King Richard I of England had mustered his troops in March 1190 in Tours (now part of France) and set out for the Holy Land to answer the Pope’s call for the Third Crusade.
After wintering in Messina, Sicily, his fleet – some 200 vessels strong – sailed east. Storms made the journey harrowing and the fleet was separated. Richard’s bride-to-be, Berengaria of Navarre, and his sister were nearly captured when their boat was shipwrecked in Cyprus. Richard rescued the ladies and defeated his enemies there, married Berengaria on the 12th of May, and sailed on to the Holy Land. On 8 June 1191 the Lionheart arrived in Acre.
How about a short excerpt?
Here is that scene from Men of the Cross, Book I of Battle Scars:
The galley drew into the harbour. The city of Acre had been under siege nearly two years. The pounding of the stone throwers drew Henry’s eye. Jerusalem’s fall had been the rallying cry for this call to arms, but the crusaders needed to secure Acre as a gateway. Without the great port, the desire to hold the Holy City in Christian hands would be nothing more than a dream.

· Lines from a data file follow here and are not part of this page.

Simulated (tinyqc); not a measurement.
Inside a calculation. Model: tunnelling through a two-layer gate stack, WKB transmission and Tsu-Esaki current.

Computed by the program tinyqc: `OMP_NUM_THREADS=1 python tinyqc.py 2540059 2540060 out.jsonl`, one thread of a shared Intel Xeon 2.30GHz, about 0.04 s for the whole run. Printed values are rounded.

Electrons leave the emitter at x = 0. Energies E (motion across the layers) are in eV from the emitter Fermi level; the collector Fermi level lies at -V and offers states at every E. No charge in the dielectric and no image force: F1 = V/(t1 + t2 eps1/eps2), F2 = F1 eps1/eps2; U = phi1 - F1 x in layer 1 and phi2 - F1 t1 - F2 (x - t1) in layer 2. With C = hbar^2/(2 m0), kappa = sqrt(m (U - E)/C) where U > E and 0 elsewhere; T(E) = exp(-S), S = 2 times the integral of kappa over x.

Henry saw the smoke darkening Acre’s late morning skies. His mood blackened. He’d expected to see his first battle here, not in Messina. He hadn’t lost any friends that day, but he couldn’t forget that he’d come within a dagger’s width of an enemy blade. If it hadn’t been for Stephan’s true aim, he wouldn’t be looking at the land that had given a Savior to all Christians.
. . . THE WIND SHIFTED TO the west. Acrid smoke from the city drifted towards the ships, but Henry hardly noticed. Stephan had come up beside him, the sweat of swordplay glistening on his chest and back. He thwacked Henry on the buttocks with a cloth. Henry jerked, allowing only a half-hearted glare.
Stephan dried his face and rubbed down his body with the cloth in deliberate and slow moves. His stomach muscles tightened and the biceps in his arms bulged. Little John mimicked him, flexing his arms to show his budding physique. Stephan jabbed his fist at the boy, then tossed the dirty cloth to him in exchange for his tunic.
Fidgeting, Henry looked past them both, well aware of the grin on the boy’s face.
“Allan plans to take bets on Little John,” Stephan said, tugging the light brown shirt over his head. “He thinks he will beat any of the knights’ squires. Did you see how he feinted to the left then brought his staff up under my sword?”
Henry smiled as Little John disappeared below deck. “He has a good teacher.”
Stephan tilted his head back proudly. “So I’ve heard.”
Henry ignored the boast, focusing on the land beyond Acre’s impressive stone walls. Stephan followed his gaze. “Are those Saladin’s troops?” Henry asked. “There must be thousands of tents.”
Robin’s earlier report became a reality. Acre jutted out into the sea like a thumb on a hand. Water surrounded it on three sides. Mountains to the north, plains sweeping towards forested hills in the east and southeast. Henry remembered how Roger thought there’d be nothing but desert and blowing sands. He would have liked the trees, though they were nothing like ones in England.
“Saracens to the north,” Stephan said, and then nodded his head to the east and southeast, “and more of the infidels there.”
Henry shivered. Tents of every shape and size scarred the landscape, boasting the colours of sunsets and clouds. It was nothing like his first sighting of the king’s camp back in Tours. Here, Saladin’s army surrounded the crusaders.